He presented two major types of PHEVs: first, ones with all-electric range, citing the Volt and "some of the conversions." He then confirmed the company is working on "blended" PHEVs, where battery power covers the most inefficient part of the internal combustion engine's operation, which he said would enable them to extend the battery's life. (This topic will become increasingly important. We hope Toyota will plan blended hybrids with an all-electric low-speed capability, as do all current Prius conversions. Even people who love that we can get 100+MPG on the highway are most excited by the silent, all-electric driving under 35 MPH. While PHEV advocates have no absolute position about blended hybrids, we worry that if Toyota introduces PHEVs that have NO electric-only mode, even at low speeds, this could set the stage for a consumer disappointment and product failure. Especially if Toyota is competing with the GM Volt, drivers will want to be able to make at least their slow and short neighborhood trips without using any gasoline. Fortunately, Toyota's Hybrid Synergy Drive is designed to enable an EV mode.)
Reinert's slide 28 illustrated the best features of different vehicle types, interpolating the PHEV into a chart that didn't include them as a category, but showing they could have the best combination of features. He complimented the conference on Cascadia's PHEV Briefing Book" saying it was "really good, Felix must have helped write that." (Actually, "Electrify Transportation," published in January 2007, was written by Richard Feldman, formerly at the Apollo Alliance, now at the Seattle Mayor's office, and Patrick Mazaza from Climate Solutions.) Slide 30, as in other reports, misleadingly compared average CO2 numbers for PHEVs by country against hybrids instead of against all-gasoline cars. This perpetuates the assumption that we're building cars that will all run on today's energy mix. As our regional and national energy supply increasingly derives from renewable sources, today's unquestioned greenhouse gas superiority of PHEVs over gasoline cars will increasingly leave behind hybrids that can't plug in.

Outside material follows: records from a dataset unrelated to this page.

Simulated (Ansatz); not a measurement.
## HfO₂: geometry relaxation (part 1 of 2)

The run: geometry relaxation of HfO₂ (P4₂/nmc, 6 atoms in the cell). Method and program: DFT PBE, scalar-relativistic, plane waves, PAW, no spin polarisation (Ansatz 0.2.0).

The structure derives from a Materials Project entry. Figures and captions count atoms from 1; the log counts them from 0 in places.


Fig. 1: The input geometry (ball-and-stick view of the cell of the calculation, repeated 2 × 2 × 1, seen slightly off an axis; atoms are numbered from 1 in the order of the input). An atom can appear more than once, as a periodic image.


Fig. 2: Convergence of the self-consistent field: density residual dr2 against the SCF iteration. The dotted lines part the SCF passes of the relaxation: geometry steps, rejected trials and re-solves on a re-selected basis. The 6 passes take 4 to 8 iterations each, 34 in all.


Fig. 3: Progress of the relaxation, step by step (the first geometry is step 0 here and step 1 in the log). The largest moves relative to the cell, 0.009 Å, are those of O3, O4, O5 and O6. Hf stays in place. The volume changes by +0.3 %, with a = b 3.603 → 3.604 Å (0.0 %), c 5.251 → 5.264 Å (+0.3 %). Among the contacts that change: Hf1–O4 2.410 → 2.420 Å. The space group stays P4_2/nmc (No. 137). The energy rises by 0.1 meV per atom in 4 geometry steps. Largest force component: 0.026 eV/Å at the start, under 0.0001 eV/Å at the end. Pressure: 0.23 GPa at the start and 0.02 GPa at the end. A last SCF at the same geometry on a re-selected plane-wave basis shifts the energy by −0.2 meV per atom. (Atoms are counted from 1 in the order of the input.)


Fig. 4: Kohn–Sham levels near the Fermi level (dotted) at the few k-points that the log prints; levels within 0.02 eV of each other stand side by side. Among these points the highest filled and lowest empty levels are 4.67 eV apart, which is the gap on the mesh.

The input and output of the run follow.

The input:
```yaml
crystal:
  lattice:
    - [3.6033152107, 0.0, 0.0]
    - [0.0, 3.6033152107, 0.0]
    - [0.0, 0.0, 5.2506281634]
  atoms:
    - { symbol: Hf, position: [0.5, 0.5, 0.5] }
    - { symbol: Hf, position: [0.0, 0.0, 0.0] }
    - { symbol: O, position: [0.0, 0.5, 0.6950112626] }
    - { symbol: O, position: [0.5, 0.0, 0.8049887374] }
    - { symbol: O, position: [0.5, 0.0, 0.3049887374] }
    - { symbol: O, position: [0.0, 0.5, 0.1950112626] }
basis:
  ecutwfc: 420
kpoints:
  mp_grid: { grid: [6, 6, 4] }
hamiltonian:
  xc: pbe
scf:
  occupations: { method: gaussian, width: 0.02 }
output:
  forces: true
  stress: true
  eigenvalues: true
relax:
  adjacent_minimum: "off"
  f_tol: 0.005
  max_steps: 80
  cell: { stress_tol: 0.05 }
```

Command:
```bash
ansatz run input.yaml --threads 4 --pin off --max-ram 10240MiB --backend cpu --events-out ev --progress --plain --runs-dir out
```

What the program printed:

On batteries, he showed in slide 32 how time and cost increases as development and testing progresses from cell to modules to full packs to real-world experience. Citing issues of safety, durability (batteries that last the life of vehicle) and the need for reliability at least equal to nickel-metal hydride batteries, plus cost, and end-of-life recycling, he confirmed that Toyota intends to get experience with lithium-ion batteries in hybrids before it builds PHEVs. (He did not acknowledge the new factor of vehicle-to-grid both in economic issues and in secondary uses for older batteries replacing recycling.)
Saying we can get there, but it will long and tough, Reinert presented statements in slide 33 by analyst Menachem Anderman indicating that batteries for PHEVs could be many years away. (If we had tracked Anderman's statements in recent years the way we have those of carmakers, we'd all see that he has already retreated from unequivocal rejection of PHEVs to "10 years away;" he will probably be playing catch-up even as the first PHEVs arrive.) Reinert's slide 34 urged a unified approach between government and manufacturers on battery research, testing and standards. He concluded by noting pointedly that political choices will have to be made between energy sources that improve energy security, like coal, and ones that address climate change.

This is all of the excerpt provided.